Table 1. Coordination numbers and order parameter values for different prototype structures.

The fourth-order bond-orientational order parameter q₄ is hence not necessary to identify all motifs. However, as we will explain later, small modifications to these criteria are needed to more accurately distinguish non-ideal motifs. In particular, we will merge the fcc and hcp criteria into a single close-packed rule (q₆ > 0.4 and q_tet, q_oct, q_bcc < 0.4), and we will decrease the threshold of the tetrahedral order parameter to 0.3.

2.2.3. Validation

Validation is essential for reliable quantitative structure–property relationships (QSPRs) (Tropsha et al., 2003). We follow a three-step hierarchical approach for our structure-motif assessment on the basis of order parameters using perfect prototype structures. First, the responses of the tetrahedral and octahedral order parameters are measured when a single neighbor in the corresponding prototype structure is subjected to defined perturbations. We focus here on q_tet and q_oct because those motifs are particularly important throughout materials science and in corresponding design rules. Second, we randomly, but systematically, perturb the locations of sites in all prototype structures to mimic the effect of small distortions in equilibrium structures on all order parameters. This provides a more detailed insight into the sensitivity of order parameters to motif distortion, and it provides the necessary data for the next validation level. Third, we calculate motif-recognition likelihoods based on the histograms of the second validation level, which provides a first reasonable value of the tolerance, δ, that is later used for neighbor finding in materials from a database.

In Figure 4, we display the response of the tetrahedral (Figure 4A) and octahedral (Figure 4B) order parameter to perturbations of a single tagged neighbor in the respective perfect structure motif along the azimuth (orange) and polar angle (blue) as well as along an intermediate path (purple). The order parameters decline from 1 almost linearly to approximately 0.37 and 0.8 for polar and azimuth angular perturbations up to 27° and 18° for q_tet and q_oct, respectively. The response along the intermediate perturbation path is similar. This indicates that the OPs can be used as (linear) measures of tetrahedrality and octahedrality for non-negligible perturbations of single neighbors, making the tetrahedral OP, for example, also attractive for structure analysis of liquid and solid water phases (Tao et al., 2017). Figure 4 indicates that configurations with two atoms nearly overlapping score relatively high, which, however, does not pose a problem because those arrangements are very unlikely (i.e., two atoms will not be present at such close distances).

FIGURE 4

Figure 4. Responses of (A) tetrahedral, q_tet, and (B) octahedral order parameter, q_oct, to well-defined perturbations of a single neighbor in the corresponding perfect structure motif along the azimuth (orange) and polar (blue) angle as well as an intermediate path (purple). Peaks at intermediate angles indicate overlapping atoms.

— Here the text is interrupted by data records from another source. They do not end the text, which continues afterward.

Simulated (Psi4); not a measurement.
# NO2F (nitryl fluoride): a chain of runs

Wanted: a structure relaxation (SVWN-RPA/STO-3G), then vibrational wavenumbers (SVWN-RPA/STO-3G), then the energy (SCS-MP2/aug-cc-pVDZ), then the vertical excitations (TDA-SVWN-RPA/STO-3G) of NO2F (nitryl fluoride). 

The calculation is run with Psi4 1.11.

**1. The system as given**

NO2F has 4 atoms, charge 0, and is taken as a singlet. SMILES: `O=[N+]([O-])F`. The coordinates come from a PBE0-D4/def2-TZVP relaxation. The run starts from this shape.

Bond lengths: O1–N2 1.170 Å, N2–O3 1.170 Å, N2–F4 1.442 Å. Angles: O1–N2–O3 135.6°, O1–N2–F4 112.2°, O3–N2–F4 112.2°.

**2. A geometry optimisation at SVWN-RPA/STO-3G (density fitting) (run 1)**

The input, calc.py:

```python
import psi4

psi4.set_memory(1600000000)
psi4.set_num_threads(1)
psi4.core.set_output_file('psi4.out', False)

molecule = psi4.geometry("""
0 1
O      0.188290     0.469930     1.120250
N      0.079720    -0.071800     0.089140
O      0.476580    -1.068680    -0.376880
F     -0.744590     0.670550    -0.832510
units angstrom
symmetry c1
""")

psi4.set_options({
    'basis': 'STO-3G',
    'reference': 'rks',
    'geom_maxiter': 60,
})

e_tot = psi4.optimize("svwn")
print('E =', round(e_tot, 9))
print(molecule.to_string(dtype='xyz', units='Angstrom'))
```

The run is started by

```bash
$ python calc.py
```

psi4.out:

Next, we apply Gaussian-distributed random perturbations to all sites in the prototype structures via the polar form of Box–Muller transforms (Box and Muller, 1958) as implemented in numpy (van der Walt et al., 2011). The perturbations resemble the spatial distribution behavior of atoms in Einstein crystals (Einstein, 1906; Frenkel and Ladd, 1984; Aragones et al., 2012), the procedure of which we therefore call Einstein crystal test rig. Each lattice atom oscillates independently around its equilibrium position with a distribution width of σ_ES. We refer the reader to the Supplementary Material (Section 1.1 in Supplementary Material) for more details on the Einstein crystal calculations. Figure 5 indicates that the OPs respond to Einsteinian perturbations of magnitude σ_ES/d_id = 0.02 and a relative cutoff radius of r_cut/d_id = 1.1 with relative frequency distributions of finite width. The distributions confirm the validity of both: (i) our proposed structure motif-recognition criteria and (ii) that q_tet and q_oct are in particular well-behaved measures for the degree of a given motif. The data, however, also suggest that the ability to distinguish between fcc and hcp on the basis of q₆ will be limited. Therefore, we redefine those structure motif criteria (equations (11) and (12)) to provide a single criterion for close-packed motifs (cp = fcc + hcp):

$q_6>0.4\text{and}{q}_{\text{tet}},q_{\text{oct}},q_{\text{bcc}}<0.4\text{fcc}+\text{hcp}.$ (13)

FIGURE 5

Figure 5. Relative frequency distribution, p, of all four order parameters q_tet, q_oct, q_bcc, and q₆ in all five prototype structures diamond, cubic, bcc, fcc, and hcp when the positions of atoms are subject to Einstein crystal-like perturbations away from their ideal location (here: Gaussian width of perturbations σ_ES/d_id = 0.02, and cutoff radius for neighbor finding relative to the ideal neighbor distance in the perfect prototype structure r_cut/d_id = 1.1). Note that the small intermediate peak at q_bcc = 0.35 obtained with the bcc prototype structure (central panel) is caused by configurations that have a non-ideal number of neighbors (q_CN > 8)—not by the order parameter definition itself.

In this context, the approach by Honeycutt and Andersen (1987) is worthwhile noting, which compresses information about local environments—specifically, the number of shared near neighbors of a pair of atoms and the connectivity among the shared neighbors—into a four-integer index. This index can, however, not easily be used as an automatic motif recognition tool for hcp–fcc distinction because of two reasons. First, it requires visual inspection of the index-underlying graphs because the fourth integer is an arbitrary enumeration (cf., indices 1,421 and 1,422 occurring in fcc and hcp). Second, the index is computed for pairs of atoms so that the index itself cannot be used to directly characterize the entire coordination environment of a single atom. We are currently working toward solving the hcp–fcc distinction problem via definition of additional order parameters, resulting in an order parameter feature vector that might enable distinction between hcp and fcc.

To quantitatively assess our structure-motif recognition capabilities, we systematically expand the Einstein crystal sensitivity test approach to various distortion degrees, σ_ES, and relative cutoff radii, r_cut/d_id. For this purpose, we use following basic likelihood function (Sivia, 2012), $\mathcal{L}$:

$\mathcal{L}={\displaystyle \prod _{i=1}^{N_{\text{str}}}}{\displaystyle \prod _{j=1}^{N_{\text{mot}}}}\left[{\mathrm{\delta }}_{i,j}^{\text{Kr}}{N}_{i,j}+\left(1-{\mathrm{\delta }}_{i,j}^{\text{Kr}}\right)\left(1-N_{i,j}\right)\right]/N_{\text{samp}},$ (14)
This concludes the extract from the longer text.